But as Shalini, one of the coordinators told the press, “Ironically, for journalists who report on gender issues, the very process of filing complaints and visiting several police stations for repeated recording of statements turned out to be a form of harassment in itself.”

We now have to wait and watch under what provisions of the law this despicable and unrepentant man, who calls himself Nishu, is charged.  But the entire sequence of events has thrown light on many aspects of the challenges before women who are doing something different.

At least, the women journalists of Khabar Lahariya are known and have connections beyond the villages from where they report.  But think of thousands of young women who want to break out, who make tentative attempts to do something different with their lives.  When local police ignore even women like the Khabar Lahariya journalists, what hope is there for any other woman who faces similar harassment?

Then also consider the double-edged sword that is technology.  On the one hand, the mobile phone has been an instrument of tremendous empowerment, including for women.  It has given millions of people a means of communication that just did not exist for them.  But on the other, it is also the source of harassment.  

That also goes for social media.  In this and other instances, it has been successfully used to put pressure on the authorities to act.  But we also know of the increasing harassment that women writers, social activists and others face through this very channel.  Any criticism of those in power is met with an avalanche of abuse and threats. The abusers use fake identities to evade detection.  Few of them are caught or punished.

So even as we inch forward — and certainly the very existence of something like Khabar Lahariya represents progress — we are pushed back because a woman’s right to her space, her right to choose, her right to be explore the unknown, is simply not accepted.

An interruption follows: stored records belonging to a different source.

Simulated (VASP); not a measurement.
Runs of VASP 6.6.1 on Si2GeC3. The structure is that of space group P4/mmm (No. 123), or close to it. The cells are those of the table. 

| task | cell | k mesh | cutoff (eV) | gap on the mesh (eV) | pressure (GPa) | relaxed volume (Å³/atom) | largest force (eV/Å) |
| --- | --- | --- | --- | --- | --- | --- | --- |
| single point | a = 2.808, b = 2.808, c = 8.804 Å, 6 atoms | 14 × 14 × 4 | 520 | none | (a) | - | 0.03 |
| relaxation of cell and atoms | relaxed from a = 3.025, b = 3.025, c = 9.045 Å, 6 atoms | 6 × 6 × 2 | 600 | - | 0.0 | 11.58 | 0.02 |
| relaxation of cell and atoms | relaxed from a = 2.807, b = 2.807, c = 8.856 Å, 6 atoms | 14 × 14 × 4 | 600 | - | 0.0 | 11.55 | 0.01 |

Wednesday, September 23, 2015

Sunday, September 13, 2015

Why do women work so hard?

The Hindu, Sunday Magazine, Sept 13, 2015
Ahead of the International Woman's Day , Proctor and Gamble launched iconic couple Manchu Lakshmi and husband Anand Srinivasan do the laundry with Ariel -His and Her pack detergent powder in Hyderabad. Photo: P.V. Sivakumar
The Hindu
Ahead of the International Woman's Day , Proctor and Gamble launched iconic couple Manchu Lakshmi and husband Anand Srinivasan do the laundry with Ariel -His and Her pack detergent powder in Hyderabad. Photo: P.V. Sivakumar

Both ads are interesting and are attempting to be different. But are they really touching on the basic problem? Men or women should be able to operate appliances like washing machines that are designed to make domestic work less of a drudgery. Yet, does that happen? Do a random check in your neighbourhood and find out how many men, in households with washing machines, wash the clothes. I can guarantee that in the majority it will be the woman of the house, or the woman domestic help, and not the man who does this. Despite technology, certain tasks remain a woman’s work and washing clothes is one of them.
Kalpana Sharma

By setting boundaries for what women can and cannot do and what they must do, our society is increasing the burden that the majority of women already carry. What they must do are the so-called “women’s tasks” that include cleaning, caring, cooking as well as fetching — water and firewood, for instance. In rural areas, some of the most back-breaking tasks in the field are assigned to women. Yet, even as women do all this, their contribution is not counted as “work” at all.

You read headlines, like this one that I spotted in The New York Times recently asking, “Why aren’t India’s women working?” The article was only looking at paid work, and here India’s record is abysmal. In fact, according to the International Labour Organisation, in the ranking of nations, India stands 11th from the bottom in terms of female labour participation. Although the Indian economy grew steadily between 2004-11, the percentage of women in paid employment fell from 31 per cent to 24 per cent.

So, we have to worry not just about why India’s women are working so hard, but also why they cannot find work for which they are paid.

These are two sides of the same coin. Women are pushed into a relentless cycle of work because certain jobs are designated as theirs to do, irrespective of age, ill health, pregnancy or other problems.

One of these is collecting fuel to light the stove in the home. Despite all the progress our country is touted to have made, it is distressing to know that 67 per cent of India’s rural households still depend on firewood and wood chips as cooking fuel. The burden of this unfortunate statistic falls squarely on the shoulders of women. Not only do they have to fetch the firewood, they suffer the health consequences of cooking on stoves using this inefficient and polluting fuel.

In cities, poor women might not fetch firewood but collecting water is their job, apart from cleaning, caring and cooking. In addition, given the cost of living, poor women do all this in other people’s homes, as domestic help, while their middle-class sisters commute long distances to do a variety of paid jobs. But at the end of the day, the poor and not-so-poor women return to their homes and continue working.

What needs to change is this assumption that only women can do certain jobs. Why? Men cook but mostly if it is a paid job. When they come home, it is the woman who will cook. Men also work as domestics. But in their homes, the women will do all those chores. And in educated households, where both husband and wife have paid jobs and can afford domestic help and appliances that reduce the burden of housework, it is still the woman who ends up doing certain tasks.

As for the limits placed on what women can and cannot do outside their homes, some of these are crumbling. But not fast enough. For instance, while India can boast of a higher percentage of women pilots (11.7 per cent of the total of 5,100 compared to just 3 per cent in the rest of the world), the gender gap is vast in the majority of professions.

So, even if a washing machine is made simple enough for a man to use — and that indeed is funny given that men are always projected as better at handling anything mechanical — the day has yet to dawn when a man tells his wife, “Let me wash the clothes”.